As part of the New York Choral Society, I was fortunate to have performed with Mary Travers (and Peter Yarrow and Noel Paul Stookey) a couple of dozen times in the late ’80s and early ’90s. I did a week on Broadway, a PBS special that ran forever during Pledge Weeks, a Donahue show, and more than a couple of performances in Carnegie Hall. They are some of my fondest memories.
Mary Travers was by then well past her ingenue years and well into motherhood and later, grandmotherhood. She relished it. It was easy to see the dynamic of the group; the things that made Peter Paul & Mary work so well, the things about each of them that made the others crazy, and the ways that they adapted to each other as life progressed.
But what was also plain about them was the depth of their commitment to each other and their causes.
Why musicians do what we do
I’d never heard of the guy, but Karl Paulnack is apparently director of the music division at the Boston Conservatory. This talk is his welcome address to parents of new students. Bulls-eye.

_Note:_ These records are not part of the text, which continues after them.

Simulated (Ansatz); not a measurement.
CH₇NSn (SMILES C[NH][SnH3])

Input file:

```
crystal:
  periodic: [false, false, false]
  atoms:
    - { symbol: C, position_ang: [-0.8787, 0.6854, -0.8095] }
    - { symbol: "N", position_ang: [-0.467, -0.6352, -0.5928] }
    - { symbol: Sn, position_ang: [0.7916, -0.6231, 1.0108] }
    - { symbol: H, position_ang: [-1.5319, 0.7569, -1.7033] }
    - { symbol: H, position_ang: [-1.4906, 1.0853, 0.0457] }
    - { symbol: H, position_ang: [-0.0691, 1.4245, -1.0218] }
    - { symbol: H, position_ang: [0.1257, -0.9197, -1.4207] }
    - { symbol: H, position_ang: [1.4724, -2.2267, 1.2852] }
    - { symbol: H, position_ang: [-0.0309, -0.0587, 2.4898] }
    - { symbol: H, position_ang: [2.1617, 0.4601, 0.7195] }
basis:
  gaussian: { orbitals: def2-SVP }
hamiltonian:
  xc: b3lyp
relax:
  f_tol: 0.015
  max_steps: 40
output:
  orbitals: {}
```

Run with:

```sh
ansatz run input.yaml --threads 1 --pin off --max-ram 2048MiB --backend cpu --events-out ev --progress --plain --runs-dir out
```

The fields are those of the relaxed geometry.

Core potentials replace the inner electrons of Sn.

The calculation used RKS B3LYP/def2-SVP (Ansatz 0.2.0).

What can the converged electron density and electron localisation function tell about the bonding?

Frankly, ladies and gentlemen, I expect you not only to master music; I expect you to save the planet. If there is a future wave of wellness on this planet, of harmony, of peace, of an end to war, of mutual understanding, of equality, of fairness, I don’t expect it will come from a government, a military force or a corporation. I no longer even expect it to come from the religions of the world, which together seem to have brought us as much war as they have peace. If there is a future of peace for humankind… I expect it will come from the artists, because that’s what we do…”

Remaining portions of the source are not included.